Digital printing process of a vehicle body

Abstract

The present invention relates to a painting process whose purpose is to carry out the printing of a digital image provided by a user to a vehicle body through a production line. Printing is achieved through a print head, which injects automotive ink (solvent base/water base) as well as eco-solvent printer ink and UV ink. The print head is instructed to perform a variety of automated operations to develop body painting, through continuous path control. The print head is characterized by having an arm-like structure through which different tools or embossers can be used to make the impression, the head being able to make decisions based on the information coming from the image provided by the user.

Claims

1. A process of painting and personalizing an image on a vehicle body during the painting application in manual, automatic and mixed phases within the assembly line comprising the steps of: a. applying a phosphate base, cathodic electrodeposition painting, seal, filler to the vehicle body by at least one robot; b. providing at least one other robot comprising a final line of print heads in the assembly line for digital printing of the image reproduced from an earlier image provided and personalized directly to the vehicle body, and c. carrying out digital printing of the image using automotive ink (solvent base/water base) such as eco-solvent printing ink and UV ink simultaneously with or immediately subsequent to application of the phosphate base, cathodic electrodeposition painting of the vehicle body, wherein the touch time for the painting and personalizing an image on the vehicle body during the paint application process that includes steps a., b., and c., is from 0.8 minutes to 1.2 minutes per unit; and d. drying the paint and the image on the vehicle body prior to varnishing.

2. The process of painting a vehicle body according to claim 1, which comprises two printing heads, which can use various types of automotive inks and apply different shades simultaneously.

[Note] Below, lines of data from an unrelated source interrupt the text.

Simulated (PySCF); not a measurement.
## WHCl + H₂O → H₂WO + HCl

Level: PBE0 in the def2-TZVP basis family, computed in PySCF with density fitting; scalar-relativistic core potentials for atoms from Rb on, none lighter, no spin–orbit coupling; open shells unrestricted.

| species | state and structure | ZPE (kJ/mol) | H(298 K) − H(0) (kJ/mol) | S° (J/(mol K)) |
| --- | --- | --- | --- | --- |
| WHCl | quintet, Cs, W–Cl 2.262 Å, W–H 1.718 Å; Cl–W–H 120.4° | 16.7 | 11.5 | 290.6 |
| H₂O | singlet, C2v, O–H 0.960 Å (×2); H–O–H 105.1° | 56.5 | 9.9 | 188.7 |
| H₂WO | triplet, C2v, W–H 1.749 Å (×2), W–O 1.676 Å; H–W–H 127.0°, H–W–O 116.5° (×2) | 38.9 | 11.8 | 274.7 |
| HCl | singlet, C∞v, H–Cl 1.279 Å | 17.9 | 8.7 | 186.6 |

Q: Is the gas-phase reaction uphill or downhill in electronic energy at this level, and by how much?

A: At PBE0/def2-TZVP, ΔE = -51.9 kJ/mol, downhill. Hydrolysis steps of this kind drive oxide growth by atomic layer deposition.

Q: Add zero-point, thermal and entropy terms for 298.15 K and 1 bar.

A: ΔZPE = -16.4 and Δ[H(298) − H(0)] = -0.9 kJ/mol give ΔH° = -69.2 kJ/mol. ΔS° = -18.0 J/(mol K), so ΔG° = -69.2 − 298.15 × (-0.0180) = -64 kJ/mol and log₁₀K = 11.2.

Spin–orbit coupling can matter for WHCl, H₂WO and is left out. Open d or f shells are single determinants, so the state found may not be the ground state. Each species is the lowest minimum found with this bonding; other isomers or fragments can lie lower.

3. The process of painting a vehicle body, according to claim 1, wherein the print head is characterized by: having a robotic structure in the form of an arm through which different tools or structures are used to make the impression, containing a continuous path control that specifies the initial and final point of its movements specifying the way to follow in the body of the vehicle according to the drawing lines of the drawing to be printed, and moving and executing autonomously various actions on the X, Y and Z axes.

4. The process of painting a vehicle body, according to claim 1, wherein the image digitally reproduced is obtained is obtained from a database previously established by the owner or by the customer.

5. The process of painting a vehicle body in accordance with claim 4, wherein the image can be used from a vehicle unit to an indeterminate number of units as required by the customer.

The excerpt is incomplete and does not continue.